Friday, September 3, 2010

A New Link: File under "Threats to Democracy"

One person interviewed here speaks of an attempt to de-professionalize teaching.
I've experienced this first-hand while employed in Europe--the American-based University where I taught had the ideal of creating a recipe or program which told "instructors" exactly what to teach and thus made it easy for any given teacher to be replaced... I saw something similar in the American owned and managed International School where I taught. Needless to say, when you teach at an actual university in the United States you not only write your own syllabus, but also choose your text/s....something I was not allowed to do at the American owned and managed "university" where I taught in Central Europe. (The link below is to "Democracy Now".)

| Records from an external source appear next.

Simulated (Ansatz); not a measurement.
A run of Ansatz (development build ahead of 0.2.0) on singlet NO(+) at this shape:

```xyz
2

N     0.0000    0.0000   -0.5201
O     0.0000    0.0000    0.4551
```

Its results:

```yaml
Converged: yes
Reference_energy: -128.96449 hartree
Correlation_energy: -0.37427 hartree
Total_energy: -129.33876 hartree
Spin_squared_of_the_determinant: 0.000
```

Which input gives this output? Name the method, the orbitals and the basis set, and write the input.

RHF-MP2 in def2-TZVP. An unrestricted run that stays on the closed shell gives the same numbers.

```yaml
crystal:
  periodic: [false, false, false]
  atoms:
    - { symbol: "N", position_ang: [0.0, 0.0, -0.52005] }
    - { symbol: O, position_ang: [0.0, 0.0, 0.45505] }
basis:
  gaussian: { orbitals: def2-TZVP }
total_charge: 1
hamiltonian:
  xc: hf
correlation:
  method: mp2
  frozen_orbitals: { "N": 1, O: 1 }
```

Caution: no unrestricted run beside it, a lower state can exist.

The real problem here is very broad and very political.
When I worked as a "freelance" language teacher in Vienna, one of my colleagues understood the problem very well, when he remarked to me that when the manager of the "German department" at the "Institute" where we both taught increased her control, and specified exactly what he had to teach, that simply left him less room for creativity.
It is an old piece of anarchist (and other) political philosophies that every human being has a right to be creative.
As Adorno said in his essay "Leisure Time", the human need for culture and creativity is an intrinsic right, not merely something to be bestowed upon us by employers nor the sort of gift the cultural conservative imagines it to be. We are patronized insofar as such vital elements of human life are treated as extras--as if we were being granted privileges when we are merely allowed to be human.